Monday, August 31, 2015 6:17:15 AM

Post# of 447362
Stanley Fischer Speaks——-Airballs From A Dangerous Academic Fool David Stockman

A Great Explanation of the Zero Interest Rate Policy (ZIRP) Effect

http://davidstockmanscontracorner.com/stanley-fischer-speaks-airballs-from-a-dangerous-academic-fool/?utm_source=wysija&utm_medium=email&utm_campaign=Mailing+List+PM+Monday


With every passing week that money markets rates remain pinned to the zero bound by the Fed—–the magnitude of the financial catastrophe hurtling toward main street America intensifies. That’s because 80 months—– and counting—–of zero interest rates are fueling the most stupendous gambling spree that Wall Street has ever witnessed or even imagined. Sooner or later, therefore, this mother of all financial bubbles will splatter, bringing untold harm to millions of households which have been lured back into the casino.

Then truth is, zero cost in the money market is irrelevant to main street. As we have repeatedly demonstrated the household sector is stranded at “peak debt” and, consequently, there is no interest rate low enough to elicit a pre-crisis style spree of consumer borrowing and spending. Based on the clueless jawing that occurred this weekend at Jackson Hole, the following simple chart that I laid out last week bears repeating:

On the eve of the financial crisis in Q1 2008, total household debt outstanding—including mortgages, credit cards, auto loans, student loans and the rest——– was $13.957 trillion. That compare to $13.568 trillion outstanding at the end of Q1 2015.

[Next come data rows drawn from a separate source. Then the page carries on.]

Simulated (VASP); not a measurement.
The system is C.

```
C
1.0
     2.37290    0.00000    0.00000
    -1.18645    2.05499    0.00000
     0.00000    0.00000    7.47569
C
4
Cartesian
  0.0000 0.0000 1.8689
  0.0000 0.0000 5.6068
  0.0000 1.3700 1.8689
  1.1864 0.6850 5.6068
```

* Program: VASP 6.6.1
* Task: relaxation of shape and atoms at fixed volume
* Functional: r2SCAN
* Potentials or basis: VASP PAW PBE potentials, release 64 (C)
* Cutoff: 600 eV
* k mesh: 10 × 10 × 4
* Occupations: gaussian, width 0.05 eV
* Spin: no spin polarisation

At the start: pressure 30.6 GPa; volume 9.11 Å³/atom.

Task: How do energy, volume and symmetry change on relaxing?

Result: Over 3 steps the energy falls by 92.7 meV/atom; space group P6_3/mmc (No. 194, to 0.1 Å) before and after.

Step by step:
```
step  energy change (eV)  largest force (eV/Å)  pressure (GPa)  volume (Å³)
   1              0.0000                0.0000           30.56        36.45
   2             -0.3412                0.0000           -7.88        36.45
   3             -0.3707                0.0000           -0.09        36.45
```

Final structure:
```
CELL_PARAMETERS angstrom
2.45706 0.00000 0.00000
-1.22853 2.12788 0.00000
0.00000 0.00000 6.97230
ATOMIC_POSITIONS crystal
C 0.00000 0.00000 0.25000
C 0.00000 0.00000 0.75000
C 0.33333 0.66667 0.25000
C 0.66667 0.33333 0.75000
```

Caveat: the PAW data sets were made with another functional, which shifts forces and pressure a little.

That’s right. After 80 months of ZIRP and an unprecedented incentive to borrow and spend, households have actually liquidated nearly $400 billion or 3% of their pre-crisis debt.

Likewise, zero money market rates are irrelevant to legitimate business finance. That’s because no sane executive would finance the life blood of his enterprise—–the working stock of raw, intermediate and finished goods——in the overnight money market; and self-evidently free overnight money is beside the point when it comes to funding long-term, illiquid but productive assets such as plant, equipment and software.

In fact, the only impact that free money market funding has on corporate America is round-about and perverse. To wit, it flushes money managers into a desperate quest for yield and provides stock speculators with endless opportunities to load up their trucks with zero cost carry trades, thereby driving the stock averages to lunatic heights.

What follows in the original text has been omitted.